This past Wednesday, famous climate activist Greta Thunberg was sentenced for the second time (Swedish source) in a few months for disobedience to law enforcement when she was taking part in a climate protest in Malmö, Sweden. See previous posts in this topic.

This time, the punishment was toughened and Thunberg was fined 90 daily fines of SEK 50 each (for a total of 4500 SEK).

"I was at the scene, but my action should be free of responsibility due to the provisions on emergency because the climate crisis is a crisis that threatens health and life," Greta Thunberg said before the court, Aftonbladet reported (Swedish source).

But Thunberg could not convince the Malmö District Court, with court president Johan Kvart saying that "the emergency rules of the Criminal Code do not cover this situation at all. The district court has considered that there are reasons to sentence to a more severe penalty because she relapsed so quickly into the same crime," Kvart said in a statement.

"We have the science on our side and we have morality on our side," Thunberg said in a statement follow the verdict. "Nothing in the world can change that and so it is. I am ready to act based on the conditions that exist and whether it leads to more sentences,” she said after the verdict."

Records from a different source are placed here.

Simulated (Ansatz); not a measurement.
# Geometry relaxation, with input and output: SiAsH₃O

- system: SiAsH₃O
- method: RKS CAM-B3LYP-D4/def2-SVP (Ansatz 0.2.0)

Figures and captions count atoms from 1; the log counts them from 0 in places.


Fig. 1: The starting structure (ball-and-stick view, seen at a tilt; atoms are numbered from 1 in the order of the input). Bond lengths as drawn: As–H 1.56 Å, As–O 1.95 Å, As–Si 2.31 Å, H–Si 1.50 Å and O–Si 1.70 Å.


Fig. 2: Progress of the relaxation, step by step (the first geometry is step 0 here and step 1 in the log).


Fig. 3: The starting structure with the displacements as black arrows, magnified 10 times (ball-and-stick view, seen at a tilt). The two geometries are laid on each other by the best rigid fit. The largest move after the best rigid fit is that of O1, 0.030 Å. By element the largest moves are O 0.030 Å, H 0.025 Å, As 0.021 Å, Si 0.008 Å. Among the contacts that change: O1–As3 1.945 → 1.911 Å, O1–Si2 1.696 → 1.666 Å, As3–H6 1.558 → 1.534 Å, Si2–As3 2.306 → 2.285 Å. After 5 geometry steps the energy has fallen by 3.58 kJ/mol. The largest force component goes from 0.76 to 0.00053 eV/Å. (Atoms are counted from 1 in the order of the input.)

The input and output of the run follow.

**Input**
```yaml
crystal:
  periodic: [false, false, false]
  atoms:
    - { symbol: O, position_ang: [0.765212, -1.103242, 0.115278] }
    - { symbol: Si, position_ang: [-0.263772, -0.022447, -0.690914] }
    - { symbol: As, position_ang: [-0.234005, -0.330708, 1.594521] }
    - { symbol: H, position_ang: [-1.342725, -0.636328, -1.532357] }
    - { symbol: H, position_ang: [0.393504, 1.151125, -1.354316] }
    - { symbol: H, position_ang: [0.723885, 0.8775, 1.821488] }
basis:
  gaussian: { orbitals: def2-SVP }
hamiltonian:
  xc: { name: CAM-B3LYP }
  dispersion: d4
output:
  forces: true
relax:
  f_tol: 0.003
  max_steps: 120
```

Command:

Shortly after receiving the verdict, Thunberg travelled to neighboring Norway to take part in a protest with other activists, including Indigenous Sami, against a wind farm. The activists want the wind farm removed because they say it endangers the indigenous people's way of life. Thunberg and the activists say a transition to renewable energy shouldn’t come at the expense of the rights of Indigenous people.